New view of Polynesian conversion to Christianity

Missionaries are often seen as the drivers of conversion to Christianity in Polynesia but research by anthropologist Dr Jeff Sissons puts forward a different view.

Jeff ’s three-year Marsden-funded study investigated a series of actions that took place in Eastern Polynesia in the early 19th century, in which images of non-Christian gods, marae and temples were burnt or torn down.

The event, which he has called The Polynesian Iconoclasm, began in Tahiti and neighbouring Mo’orea in 1815 and quickly spread to the Leeward Islands, the Austral Islands, Hawaii and the Southern Cook Islands.

Jeff ’s research shows that in most cases the destruction wasn’t simply a consequence of people adopting Christianity, but would have happened anyway—whether missionaries were in the area or not.

“In some cases, missionaries had been in the islands and left, but in others the events happened before they arrived.”

In Tahiti, he says, the iconoclasm followed a period of civil war and the return of exiled chief Pomare II, who ordered traditional places and symbols of worship to be destroyed and 67 churches to be built throughout the island.

Jeff found evidence that Tahitians visiting other islands brought news of the events and prompted similar practices.

He says the first churches built in place of the destroyed marae and temples were made of wood from breadfruit trees and many were huge. One in Tahiti, for example, was 712 feet long—the size of two football fields—and had 29 doors. Another in the Cook Islands was originally planned to be 600 feet long, however the building eventually constructed was just under half that size.

What prompted the revolutionary changes, in Jeff ’s view, was a desire for both unity and renewal.

“These societies had a tradition of annual renewal involving rituals such as wrapping and unwrapping images in white tapa cloth, which were thought to encourage fertility and prosperity.

“The destruction and rebuilding of churches was a different kind of renewal and an opportunity to rebuild and unify societies that had been affected by years of fighting.

“What it shows is that Polynesian people were adopting Christianity but in their own way. Often it was the priests from traditional religions that encouraged the change. In a sense they were indigenous missionaries.”

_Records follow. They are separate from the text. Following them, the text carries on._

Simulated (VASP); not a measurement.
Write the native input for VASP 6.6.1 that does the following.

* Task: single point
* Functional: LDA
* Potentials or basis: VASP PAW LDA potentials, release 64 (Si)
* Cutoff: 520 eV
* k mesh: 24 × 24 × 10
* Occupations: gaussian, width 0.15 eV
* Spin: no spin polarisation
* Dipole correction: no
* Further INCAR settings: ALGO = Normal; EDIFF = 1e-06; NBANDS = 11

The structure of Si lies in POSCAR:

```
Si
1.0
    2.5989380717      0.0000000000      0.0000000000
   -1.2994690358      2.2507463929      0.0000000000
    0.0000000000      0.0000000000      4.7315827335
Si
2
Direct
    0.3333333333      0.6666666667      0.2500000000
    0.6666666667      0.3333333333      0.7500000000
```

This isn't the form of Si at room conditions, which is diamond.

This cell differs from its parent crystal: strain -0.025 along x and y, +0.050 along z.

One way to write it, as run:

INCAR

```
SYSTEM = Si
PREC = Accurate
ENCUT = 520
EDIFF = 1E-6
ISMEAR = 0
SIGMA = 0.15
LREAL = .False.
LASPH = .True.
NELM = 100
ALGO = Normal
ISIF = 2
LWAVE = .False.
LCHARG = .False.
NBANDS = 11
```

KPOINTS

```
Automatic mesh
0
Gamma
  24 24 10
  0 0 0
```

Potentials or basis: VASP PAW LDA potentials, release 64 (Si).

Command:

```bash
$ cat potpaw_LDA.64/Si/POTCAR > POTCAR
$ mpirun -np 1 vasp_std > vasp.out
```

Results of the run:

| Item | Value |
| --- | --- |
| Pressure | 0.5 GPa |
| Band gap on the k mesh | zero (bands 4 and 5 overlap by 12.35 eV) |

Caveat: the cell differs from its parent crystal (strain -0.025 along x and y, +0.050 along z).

Jeff says the initial mass popularity of Christianity was relatively short-lived. “It became oppressive quite quickly, because chiefs and the former priests who had top positions in the new order used the events to introduce new laws and increase their power. By the late 1820s, there were rebellions taking place.”

While the arrival of Christianity features strongly in oral traditions in Eastern Polynesia, Jeff says few details are remembered about what led to the iconoclasm and how it altered societies.

Instead he has relied on records held in the Council for World Mission archives in London and other documentary sources.

“It’s clear from those accounts that the episodes of destruction were not witnessed by missionaries even if they were in the area at the time.”

Jeff ’s findings will be published in a book that will explain, for the first time, why the iconoclasm happened and how events in the different islands were connected.

“Until now, researchers have focused on individual islands but no one has taken a broader view and explored how news of the events was taken from one place to another.”

Overall, says Jeff, the work has produced a deeper understanding of the role Polynesian people played in their conversion to Christianity.

“It wasn’t done to them but something they did to themselves. It was Christian conversion as an indigenous political process.”